Gossip is the lifeblood of City dealers, who need to make a market in their share portfolios so that they can offload stock to institutional investors at a profit. Sometimes their information will come from a reliable source, sometimes it will be pure conjecture, and sometimes it will spring from the tired and emotional ramblings of a fellow trader shortly before he's carried from a City curry house in the lying-down position. But regardless of whether the rumour has any basis in fact, as long as it seems halfway plausible and enough people want to believe it, then that share will be "in play" and investors will flock in hoping for a takeover bid.
With the advent of the silly season, when action takes a break and gossip fills in the gaps, we can expect plenty more of this - particularly in the financial sector where, we are told, banks will be merging with each other to combat the battalions of building societies switching to public company status. But the real merger activity this summer, as in every summer, will be between fact and fiction, so it seems a good time to speculate about speculation.

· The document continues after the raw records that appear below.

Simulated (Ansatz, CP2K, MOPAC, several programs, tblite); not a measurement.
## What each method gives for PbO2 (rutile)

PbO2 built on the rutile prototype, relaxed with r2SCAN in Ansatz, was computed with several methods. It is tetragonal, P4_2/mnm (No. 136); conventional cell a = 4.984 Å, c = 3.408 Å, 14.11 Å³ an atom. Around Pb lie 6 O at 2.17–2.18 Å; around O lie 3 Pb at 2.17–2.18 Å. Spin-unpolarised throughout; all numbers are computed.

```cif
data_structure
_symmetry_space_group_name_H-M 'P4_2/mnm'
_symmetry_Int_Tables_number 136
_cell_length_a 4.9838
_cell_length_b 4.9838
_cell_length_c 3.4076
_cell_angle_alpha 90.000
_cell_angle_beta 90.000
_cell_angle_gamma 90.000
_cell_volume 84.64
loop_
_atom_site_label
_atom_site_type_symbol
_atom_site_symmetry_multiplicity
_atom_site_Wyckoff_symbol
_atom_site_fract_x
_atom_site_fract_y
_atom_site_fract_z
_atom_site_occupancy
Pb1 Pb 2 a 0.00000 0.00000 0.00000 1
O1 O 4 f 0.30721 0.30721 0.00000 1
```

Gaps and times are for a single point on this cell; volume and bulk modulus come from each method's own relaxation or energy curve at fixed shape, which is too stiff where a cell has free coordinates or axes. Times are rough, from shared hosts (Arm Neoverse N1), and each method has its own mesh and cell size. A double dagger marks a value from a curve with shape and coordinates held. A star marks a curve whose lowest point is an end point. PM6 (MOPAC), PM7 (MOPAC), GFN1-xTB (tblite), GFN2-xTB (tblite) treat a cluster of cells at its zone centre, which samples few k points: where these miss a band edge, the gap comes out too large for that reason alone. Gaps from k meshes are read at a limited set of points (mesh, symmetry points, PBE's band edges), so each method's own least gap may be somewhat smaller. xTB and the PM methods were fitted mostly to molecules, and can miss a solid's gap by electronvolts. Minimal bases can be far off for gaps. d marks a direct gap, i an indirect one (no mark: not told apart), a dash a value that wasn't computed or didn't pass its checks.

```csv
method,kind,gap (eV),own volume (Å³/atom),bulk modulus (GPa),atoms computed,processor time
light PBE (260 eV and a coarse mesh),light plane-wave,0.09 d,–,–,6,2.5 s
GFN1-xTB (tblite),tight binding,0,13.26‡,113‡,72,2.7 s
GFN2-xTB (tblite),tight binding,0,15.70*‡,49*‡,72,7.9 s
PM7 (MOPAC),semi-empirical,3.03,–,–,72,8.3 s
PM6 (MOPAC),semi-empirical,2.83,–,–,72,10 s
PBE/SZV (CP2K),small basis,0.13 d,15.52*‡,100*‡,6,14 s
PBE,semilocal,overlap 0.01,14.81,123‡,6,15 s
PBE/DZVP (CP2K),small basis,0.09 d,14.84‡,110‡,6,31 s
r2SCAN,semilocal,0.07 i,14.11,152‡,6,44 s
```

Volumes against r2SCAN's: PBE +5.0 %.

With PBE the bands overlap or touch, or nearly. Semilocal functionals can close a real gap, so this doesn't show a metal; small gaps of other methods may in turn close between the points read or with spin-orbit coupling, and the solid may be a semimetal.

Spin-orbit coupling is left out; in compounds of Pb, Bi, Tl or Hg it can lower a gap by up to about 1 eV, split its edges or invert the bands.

For instance, the hot stories in pubs and offices last year concerned a "gay" Cabinet minister and a Premier League footballer with an "ecstasy habit". At first, the momentum behind these rumours was supplied by the fact that you'd heard them independently from two people who'd never met - so there had to be something in them. Then you'd talk to someone else and they'd heard the same things. And before long nearly everyone you came across was recounting the stories, with more and more embellishments and more and more certainty as you went further down the line. There was no proof, but that was just a detail; everyone had heard the rumours so they had to be true.
The logic seems persuasive enough until you consider how jokes do the rounds. For example, there's the old one that goes: "Who's the most unpopular football fan at Borussia Monchengladbach ... the one who shouts 'give us a B'." Thousands of people will have heard this joke, but no one to my knowledge has suggested that it was based on close observation of German spectators, scrutinised by a panel of expert pundits and then verified by the club itself. Instead it's just possible that the joke, like many rumours, sprang from the imagination of one person and then travelled round the country without holding a single grain of truth.
So proficient is speculation at feeding upon itself that I'm willing to bet someone out there has invented a boomerang rumour. He's told a few friends, say, that Big Frank the Friendly Family Butcher is about to make a bid for the Bank of England, and then he's forgotten all about it. In the meantime, the story has fanned out through friends of friends, acquaintances of friends' friends and colleagues of acquaintances' acquaintances before eventually making its way back to him. "Knock me down with a feather," he says. "I thought I'd made that one up."
The soul singer Marvin Gaye knew a thing or two about speculation. Indeed he sang about it in his lament on romantic betrayal, Heard it Through the Grapevine. But had he had a stronger grasp of the rumour mill, his lyrics would have gone as follows:
I bet you're wondering how I knew/'bout your plans to make me blue/From two other guys you never knew/And so I know it must be true.
IT'S BONANZA time on the buses, with around 780 drivers and conductors poised to collect windfall payments of up to pounds 27,000 when Metroline comes to the stock market later this summer. The company, which runs a fleet of more than 400 buses in north London, handed out free stakes to its workers when it was privatised three years ago, and now it's not their bus but their ship that's coming in.
Windfalls like this should be a cause of unqualified rejoicing, but it may be that some of the crews take a slightly more downbeat line: "27 grand? Are you taking the mickey? Now either give us the right money or get off the bus."
Well I do declare
SO YOU'RE still sitting on it, aren't you? No, not your chair, your tax self-assessment return - that form the Inland Revenue has sent out to all people who are or were once self-employed, even if it was for one day only in the long hot summer of 1637.
Your procrastination is understandable. After all, you've got until the end of September to send it back, you might as well leave it for a rainy day, and you've got to fill in all those confusing coloured boxes denoting things you've never come across.
Always remember, though, that the taxman values honesty above all other things, and as long as you play it straight you have nothing to fear. Just to demonstrate, here is the kind of honest self-assessment that should stand you in good stead:
"Failed to fulfil my early promise and could have done better at Chemistry. But I was always good to my Mum, I've got two lovely kittens and, all in all, when all's said and done, I'm a decent enough chap and I always give to charity. Any chance of a rebate, then?"